Timothy Monteith v Brandon Electrical Pty Ltd T/A Brandon Electrical

Case

[2013] FWC 4348

4 JULY 2013

No judgment structure available for this case.

[2013] FWC 4348

FAIR WORK COMMISSION

DECISION



Fair Work Act 2009

s.394—Unfair dismissal

Timothy Monteith
v
Brandon Electrical Pty Ltd T/A Brandon Electrical
(U2013/6340)

DEPUTY PRESIDENT GOOLEY

MELBOURNE, 4 JULY 2013

Application for unfair dismissal remedy.

[1] Mr Timothy Monteith (the Applicant) was employed by Brandon Electrical Pty Ltd (the Respondent) from 18 April 2010 until his employment was terminated on 25 January 2013.

[2] On 11 February 2013, the Applicant lodged an application for relief pursuant to section 394 of the Fair Work Act 2009 (FW Act) alleging that he was unfairly dismissed.

[3] The Applicant appeared for himself and Mr Kevin McCosh of the National Electrical Communications Association (NECA) appeared for the Respondent.

[4] With the agreement of the parties the matter was heard in conference. Each witness gave evidence on oath and was able to be questioned by the other party and by myself.

[5] The Applicant gave evidence on his own behalf and Mr Darren Carter and Mr Drew O’Donoghue, the Respondent’s Directors, gave evidence for the Respondent.

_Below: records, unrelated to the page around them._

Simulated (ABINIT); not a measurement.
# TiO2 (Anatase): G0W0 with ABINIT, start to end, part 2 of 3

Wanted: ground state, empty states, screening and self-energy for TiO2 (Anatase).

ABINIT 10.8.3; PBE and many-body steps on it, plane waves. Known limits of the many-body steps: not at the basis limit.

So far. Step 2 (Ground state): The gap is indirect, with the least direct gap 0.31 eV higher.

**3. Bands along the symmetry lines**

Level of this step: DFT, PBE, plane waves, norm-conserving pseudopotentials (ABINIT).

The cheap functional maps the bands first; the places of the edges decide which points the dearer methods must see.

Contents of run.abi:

Jurisdiction of Fair Work Commission

[6] There is no dispute that the Applicant is a person who was protected from unfair dismissal. Further it is not disputed that the Respondent was not at the time of the termination of the Applicant’s employment a small business. The Fair Work Commission (the Commission) has the jurisdiction to determine the application.

Facts not in dispute

[7] The Applicant was an apprentice electrician. It is uncontested that in 2012 the Applicant performed work for Gleeco Pty Ltd (Gleeco). The Respondent had provided electrical work to Gleeco on a commercial basis for approximately nine years. A list of invoices was put into evidence which showed that the work performed by the Respondent for Gleeco ranged from very small jobs to more substantial work.

[8] It was the Applicant’s evidence that in 2012, he was approached by Mr Chris Gleeson, the owner of Gleeco, who asked him if he wanted to perform small jobs for him for cash. It was the Applicant’s evidence that in 2012 he did three cash jobs for Gleeco. The Applicant did not inform his employer about this work.

[9] It was Mr O’Donoghue’s evidence that in January 2013 he became aware that the Applicant had performed work for Gleeco on a cash payment basis. Mr O’Donoghue rang Mr Gleeson and asked him if the Applicant had been performing work for him after hours. Mr Gleeson told Mr O’Donoghue that the Applicant had been doing some work for him as he had to make some savings but that the bigger jobs would still be given to the Respondent. 1

[10] On 25 January 2013, the Respondent had a tool box meeting of employees at which Mr Carter and Mr O’Donoghue told the employees they could not do outside electrical work. 2

[11] On 25 January 2013, Mr O’Donoghue called the Applicant to a meeting to discuss the allegations. The Applicant acknowledged that he had been performing the work and he confirmed that he knew that Gleeco was a customer of the Respondent. The Applicant was asked if he had used the company’s equipment and stock to perform the work and he said he had not.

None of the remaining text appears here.